At issue in each of the cases is whether the ruling that struck down a Texas law against sodomy in private settings invalidates Virginia's law. Attorney General Jerry W. Kilgore maintains that Virginia's law is still enforceable against sodomy in public places, while opponents say the law should be stricken entirely.
Before the Lawrence decision, 13 states still had laws prohibiting sodomy between consenting adults, according to Lisa Hardaway, spokeswoman for Lambda Legal. She said she was aware of only two states Virginia and North Carolina still enforcing their sodomy laws after the ruling.
Singson, 36, was sentenced in February to six months in prison. His attorney, Greg Nivens, argues in the challenge that Singson should not have been prosecuted under an unconstitutional law.
"There are other laws that can apply here the prostitution statute and indecent exposure that cover public acts," said Greg Nivens, senior staff attorney at Lambda Legal's Atlanta office. "What's not available is use of the actual sodomy statute. ... The sodomy law is dead."
The prosecutor in the case, David Laird of the Virginia Beach Commonwealth Attorney's office, disagrees. Since Virginia's law makes no distinction between public and private acts, or between homosexual and heterosexual acts, it can still be enforced selectively, Laird said.
"If you can interpret it in a way that is constitutional, a judge is supposed to interpret it that way," he said.
Kilgore's office said it is prepared to defend the law.
"Our law is about public acts of sodomy," said Kilgore spokesman Tucker Martin. "We've made a decision that public acts of sodomy are still prosecutable and we'll stand by that."
In February, the attorney general's office won an appeal filed by Trondell Askew, who was convicted of performing sodomy on a fellow inmate in a prison yard at the Southampton Correctional Center and sentenced to three additional years.
The appeals court ruled that Askew could not object to the constitutionality of the statute in an appeal if his attorney did not first raise the objection during his trial.
Askew's attorney, Richard Railey Jr., said his client was tried and convicted before the Lawrence decision was handed down. He has appealed the decision to the Virginia Supreme Court.
The Virginia Court of Appeals is also deciding whether to hear the appeal of Andy Tjan, who was convicted of propositioning an undercover officer in a Virginia Beach department store bathroom last year.

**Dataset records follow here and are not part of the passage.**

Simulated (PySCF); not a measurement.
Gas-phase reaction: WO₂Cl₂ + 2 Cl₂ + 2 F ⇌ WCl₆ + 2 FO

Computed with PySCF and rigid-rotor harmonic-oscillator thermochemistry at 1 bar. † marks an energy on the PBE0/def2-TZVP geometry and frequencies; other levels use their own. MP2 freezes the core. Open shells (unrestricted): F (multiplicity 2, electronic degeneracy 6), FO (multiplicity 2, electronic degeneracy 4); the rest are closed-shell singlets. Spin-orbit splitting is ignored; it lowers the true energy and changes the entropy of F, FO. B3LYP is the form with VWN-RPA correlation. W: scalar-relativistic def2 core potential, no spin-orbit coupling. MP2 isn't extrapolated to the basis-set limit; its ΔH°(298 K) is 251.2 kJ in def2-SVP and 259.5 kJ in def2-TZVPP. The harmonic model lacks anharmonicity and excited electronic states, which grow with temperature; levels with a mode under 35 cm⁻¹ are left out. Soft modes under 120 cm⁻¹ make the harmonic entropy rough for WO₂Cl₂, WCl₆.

Tjan, 35, was sentenced to a three-year suspended sentence.
His attorney, James Broccoletti, accused the judge in the case of "legislating" to make the anti-sodomy statute enforceable.
"I think (judges) are stepping in and parceling out the statute and making a legislative decision," he said. "I don't think the courts can read into the statute."
The Virginia General Assembly had several bills before it earlier this year that would have repealed or rewritten the law to conform with the Lawrence decision, but the majority-holding Republicans rebuffed them all.
I'm very grateful to live in a state where the legislature follows its conscience and does what's right instead of trying to placate a bunch of leftists.
What we need, though, is for the Virginia State Police to catch Justice Souder out there at the rest-stop in Manassas. It's gonna' happen ~ eventually!
I have always wanted one of these Constitutional "scholars" to show me where in the Constitution the SCOTUS is empowered to be the arbiter/interpreter of what is and isn't Constitutional. Because logic would dictate it lies within the executive branch's powers. Unfortunately, the Court used Marbury vs. Madison to seize this power and nobody (except Andrew Jackson) ever attempted to stop them.
Is the argument now - since sodomy is a new right - that we can drop trou and have oral sex any ol' where we wanna?
Will we soon have sucking and non-sucking sections in public places?
Homosexual Agenda Ping - Virginia is for Lovers [of truth and morality].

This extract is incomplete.